Hedley Byrne & Co Ltd v Heller and Partners (1963)

English Tort Law

Hedley Byrne & Co Ltd v Heller and Partners
‘Bankruptcy’ by Vladimir Makovsky

Duty of care under accusations of negligence, particularly within the carelessness of speech, forms the basis of a claim between a corporate entity and a merchant bank. On this occasion, the appellant advertising agency had taken steps to ascertain the financial credibility of a new client; which while careless in its execution, left them at a considerable loss when the information proved worthless.

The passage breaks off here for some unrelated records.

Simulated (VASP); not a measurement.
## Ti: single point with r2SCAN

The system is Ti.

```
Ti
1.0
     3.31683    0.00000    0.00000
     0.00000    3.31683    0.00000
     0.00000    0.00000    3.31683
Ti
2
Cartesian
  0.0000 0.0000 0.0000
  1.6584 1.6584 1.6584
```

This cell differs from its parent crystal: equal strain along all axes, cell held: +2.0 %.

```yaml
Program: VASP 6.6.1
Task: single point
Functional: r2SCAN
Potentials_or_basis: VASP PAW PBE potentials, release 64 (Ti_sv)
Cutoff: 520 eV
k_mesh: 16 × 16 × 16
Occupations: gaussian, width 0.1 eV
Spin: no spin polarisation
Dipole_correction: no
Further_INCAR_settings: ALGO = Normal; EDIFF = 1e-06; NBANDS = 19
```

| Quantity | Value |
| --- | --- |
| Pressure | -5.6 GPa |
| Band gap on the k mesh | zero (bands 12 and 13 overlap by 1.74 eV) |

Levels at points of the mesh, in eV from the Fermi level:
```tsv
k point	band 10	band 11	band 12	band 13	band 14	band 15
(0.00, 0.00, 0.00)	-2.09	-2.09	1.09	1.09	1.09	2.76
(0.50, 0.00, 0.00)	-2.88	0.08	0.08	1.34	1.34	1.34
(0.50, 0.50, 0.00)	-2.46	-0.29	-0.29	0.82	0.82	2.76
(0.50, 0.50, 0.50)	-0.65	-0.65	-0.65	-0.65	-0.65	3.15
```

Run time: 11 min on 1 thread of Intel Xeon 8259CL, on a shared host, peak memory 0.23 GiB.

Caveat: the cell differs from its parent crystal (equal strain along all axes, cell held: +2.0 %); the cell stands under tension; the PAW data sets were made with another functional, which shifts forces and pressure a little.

In 1957, the appellants received instruction from a new client requiring a number of advertisements, which was later followed by a request for a structured advertising programme with estimated costs of around £100,000 p.a. Given the short-term trading history between them, the appellants asked their bank to consult their client’s bank so as to establish their financial standing. 

The reference, which was by no means official, read that their client was ‘a respectably constituted company whose trading connection is expanding speedily’ and that ‘We consider the company to be quite good for its engagements’. Upon this positive note, the appellants proceeded to organise scheduled television and newspaper slots at cost to themselves, on the strength of the bank’s statement.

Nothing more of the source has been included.